The following provisions are repealed:

(1) Chapter 4 of title I of the Workforce Investment Act of 1998.

(2) Title V of the Older Americans Act of 1965.

(3) Sections 1 through 13 of the Wagner-Peyser Act of 1933.

(4) Section 428 of the H–1B Visa Reform Act of 2004.

(5) Section 6(d)(4) and paragraphs (1) through (5) of section 16(h) of the Food Stamp Act of 1977.

(6) Sections 101(39), 104(k)(6), and 311(b)(3)(9) of the Comprehensive Environmental Response, Compensation, and Liability Act of 1980 (42 U.S.C. 9601(39); 9604(k)(6); and 9660(b)(3)(9)) and section 8001 of the Solid Waste Disposal Act.

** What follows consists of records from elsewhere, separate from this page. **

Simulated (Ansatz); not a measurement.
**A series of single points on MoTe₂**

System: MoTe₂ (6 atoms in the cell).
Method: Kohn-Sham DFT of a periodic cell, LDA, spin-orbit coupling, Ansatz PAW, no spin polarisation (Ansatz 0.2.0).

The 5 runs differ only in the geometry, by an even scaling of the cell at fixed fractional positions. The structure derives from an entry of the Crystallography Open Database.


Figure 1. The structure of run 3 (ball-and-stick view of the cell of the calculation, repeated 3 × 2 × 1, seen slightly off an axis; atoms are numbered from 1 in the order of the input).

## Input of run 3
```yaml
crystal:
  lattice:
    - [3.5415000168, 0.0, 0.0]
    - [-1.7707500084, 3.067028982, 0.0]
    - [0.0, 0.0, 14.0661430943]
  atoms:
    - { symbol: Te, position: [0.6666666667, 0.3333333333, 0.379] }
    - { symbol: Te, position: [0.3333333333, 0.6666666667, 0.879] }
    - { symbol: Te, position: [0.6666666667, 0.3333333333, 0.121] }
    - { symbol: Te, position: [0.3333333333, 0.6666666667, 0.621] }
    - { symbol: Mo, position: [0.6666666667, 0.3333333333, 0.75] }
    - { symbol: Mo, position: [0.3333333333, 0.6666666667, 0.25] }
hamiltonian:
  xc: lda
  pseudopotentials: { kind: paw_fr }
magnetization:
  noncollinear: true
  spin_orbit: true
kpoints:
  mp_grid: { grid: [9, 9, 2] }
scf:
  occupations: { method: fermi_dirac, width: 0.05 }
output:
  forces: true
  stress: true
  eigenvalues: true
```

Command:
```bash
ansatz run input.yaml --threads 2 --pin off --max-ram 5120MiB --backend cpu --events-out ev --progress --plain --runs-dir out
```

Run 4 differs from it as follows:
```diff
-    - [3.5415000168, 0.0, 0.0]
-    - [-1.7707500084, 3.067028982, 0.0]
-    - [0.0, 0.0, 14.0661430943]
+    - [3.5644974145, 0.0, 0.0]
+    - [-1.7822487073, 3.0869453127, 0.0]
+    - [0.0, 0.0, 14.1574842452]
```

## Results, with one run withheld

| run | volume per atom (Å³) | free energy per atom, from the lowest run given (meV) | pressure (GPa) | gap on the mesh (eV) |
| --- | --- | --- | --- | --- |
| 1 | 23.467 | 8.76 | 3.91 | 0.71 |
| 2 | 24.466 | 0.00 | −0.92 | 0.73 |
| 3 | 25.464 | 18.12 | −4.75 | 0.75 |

(7) Subtitle C of title I of the Workforce Investment Act of 1998.

(8) Section 173A of the Workforce Investment Act of 1998.

(9) Section 509 of title 32, United States Code (National Guard Youth Challenge Program of opportunities for civilian youth).

(10) Youth Conservation Corps Act of 1970 (16 U.S.C 1701 et seq.).

(11) Public Lands Corps Act of 1993 (16 U.S.C 1721–1730a).

(12) Sections 4103A and 4104 of title 38, United States Code.

(13) Section 168 of the Workforce Investment Act of 1998.

(14) Section 2021 of title 38, United States Code (Homeless Veterans Reintegration Programs).

(15) Section 1144 of title 10, United States Code (Employment assistance, job training assistance, and other transitional services).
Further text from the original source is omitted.